The tale is set in the mid-1920s and follows an aimless group of expatriates as they travel from Paris to Spain for a fishing trip in the mountains and to celebrate at the Fiesta of San Fermín in Pamplona. These people represent the so-called Lost Generation, those men and women who came of age in the aftermath of World War I and had been so scarred by the experience to have lost all hope and sense of purpose in life. So, they spend their days in drunken and frequently mean-spirited debauchery, trying desperately to outrun their pain. That they never manage to achieve that goal is perhaps the most poignant moral of the book.

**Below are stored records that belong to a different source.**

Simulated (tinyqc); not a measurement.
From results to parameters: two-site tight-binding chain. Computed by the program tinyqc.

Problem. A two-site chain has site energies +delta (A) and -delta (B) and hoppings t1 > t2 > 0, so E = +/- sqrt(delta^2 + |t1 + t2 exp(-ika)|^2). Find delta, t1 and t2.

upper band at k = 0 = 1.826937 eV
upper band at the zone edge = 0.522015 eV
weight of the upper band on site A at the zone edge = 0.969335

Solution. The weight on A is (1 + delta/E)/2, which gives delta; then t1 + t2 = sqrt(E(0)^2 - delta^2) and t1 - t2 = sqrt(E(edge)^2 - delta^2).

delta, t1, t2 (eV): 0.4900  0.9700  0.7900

It is also worth noting the stylistic achievement that Hemingway introduced with this novel. The story is written in what one reviewer of the day called “lean, hard, athletic narrative prose that puts more literary English to shame”. Indeed, the descriptions are often simple and the dialogue seldom exceeds a single sentence spoken at a time. But, through that spare prose, the symbolism and meaning are crystal clear and quite affecting. These are not nice people that Hemingway writes about—including himself, if truth be told—but they become unforgettable characters, if only for the suffering they cause and the lack of purpose they experience. (As Amor Towles puts it in his very illuminating Introduction to this beautiful new edition, the work remains “…deeply satisfying despite essentially being a novel of unpleasant people behaving unpleasantly.”)

I should say that The Sun Also Rises is not my favorite Hemingway book. In fact, it is not even my favorite early work of the author; I found so many of the stories in the collection In Our Time to be simply stunning and far more satisfying to read. Still, this novel remains standing on its own merit almost a century after its publication. Beyond that, though, it also serves as a remarkable road map to the people who lived in a time and place that truly is becoming lost to a modern generation of readers. And, to paraphrase Towles once again, it allows us to experience the words of Hemingway the writer long before he became Hemingway the myth and legend.